Dizzee Rascal Raskit Island Records
For all the excitable rumours and talk of reignited beef on Dizzee Rascal’s new album Raskit, the record itself fails to deliver on the hype. Instead, it drops as a frustrated monologue of beats and bars that neither celebrate past glories, nor offer much hope of future ones.
By removing grime from the conversation in the initial announcement, Dizzee risked alienating not only day one fans who’d hoped Raskit would be an extension of early albums Boy In Da Corner and Showtime, but also those who grew up listening to him in the charts. In this sense, Raskit feels confused and contextless.
Although not a direct riposte to successful grime albums by Skepta, Stormzy and former mentor Wiley, there’s the sense that Raskit was written as a proverbial ‘fuck you’ to all those who have doubted his mettle. Musically, it might mark a return to the raw beats and bars formula that he mastered so powerfully as a 16-year-old, but where Boy In Da Corner still sounds like the future in 2017, Raskit struggles to hammer home any sort of impression.
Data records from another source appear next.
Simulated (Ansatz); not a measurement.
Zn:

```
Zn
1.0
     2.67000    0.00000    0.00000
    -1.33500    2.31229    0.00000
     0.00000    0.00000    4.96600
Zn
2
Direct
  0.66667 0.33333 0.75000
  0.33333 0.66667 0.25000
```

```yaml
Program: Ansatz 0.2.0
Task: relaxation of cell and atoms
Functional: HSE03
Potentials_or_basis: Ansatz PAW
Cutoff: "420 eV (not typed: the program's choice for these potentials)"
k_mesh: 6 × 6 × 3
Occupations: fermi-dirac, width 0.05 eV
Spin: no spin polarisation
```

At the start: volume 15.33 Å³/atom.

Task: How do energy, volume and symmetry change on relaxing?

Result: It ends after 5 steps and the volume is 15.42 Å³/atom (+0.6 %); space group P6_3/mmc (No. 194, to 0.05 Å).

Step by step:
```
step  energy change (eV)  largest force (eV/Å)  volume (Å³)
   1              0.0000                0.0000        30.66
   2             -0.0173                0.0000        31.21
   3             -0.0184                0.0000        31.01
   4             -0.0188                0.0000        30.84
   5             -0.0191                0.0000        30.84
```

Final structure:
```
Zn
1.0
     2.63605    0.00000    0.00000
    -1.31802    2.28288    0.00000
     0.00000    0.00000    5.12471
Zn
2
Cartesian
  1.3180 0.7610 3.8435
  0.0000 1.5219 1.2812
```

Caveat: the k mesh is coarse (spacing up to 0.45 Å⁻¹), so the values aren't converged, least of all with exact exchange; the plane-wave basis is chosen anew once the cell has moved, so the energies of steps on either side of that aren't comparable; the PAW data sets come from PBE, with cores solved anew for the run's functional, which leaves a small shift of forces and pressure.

That said, there are moments of undoubted technical shine. On opener Focus, perhaps a message-to-self motif for the album itself, Dizzee laces a twisted, sci-fi pearler of a beat straight out of the Boy In Da Corner playbook, while from a lyrical perspective, he remains a master of switching up flows on a sixpence. On Make It Last for example, he spits at half-time pace, while on Ghost — the track immediately following — he flows at warp speed, almost inhaling the beat underneath him.
One other talking point is the absence of features on Raskit. But who would Dizzee have turned to for features in any case? You get the feeling that, drawn-out Wiley beef aside, Dizzee no longer commands the same respect from his peers that his former mentor does. On that front, Raskit does see Dizzee finally address Wiley on a record for the first time. “Tell Willy I don’t need a pen pal/ Stop writing me these letters, I don’t know what to do with them,” he barks on The Other Side, a fleeting remark but one that carries the most weight on the album. Wiley’s never-ending quest for reconciliation between the two has plagued every move Dizzee has or hasn’t made for years and here, on an album spiked with frustration, he sounds sick to the back teeth of it.
It’s this tiredness that unfortunately defines the spirit of Raskit, a record which initially hits hard but then reveals itself as somewhat shallow, written at the wrong time and for the wrong reasons. No longer the pioneer he once was, it feels as though Dizzee Rascal is playing catch-up on a race that’s already been won.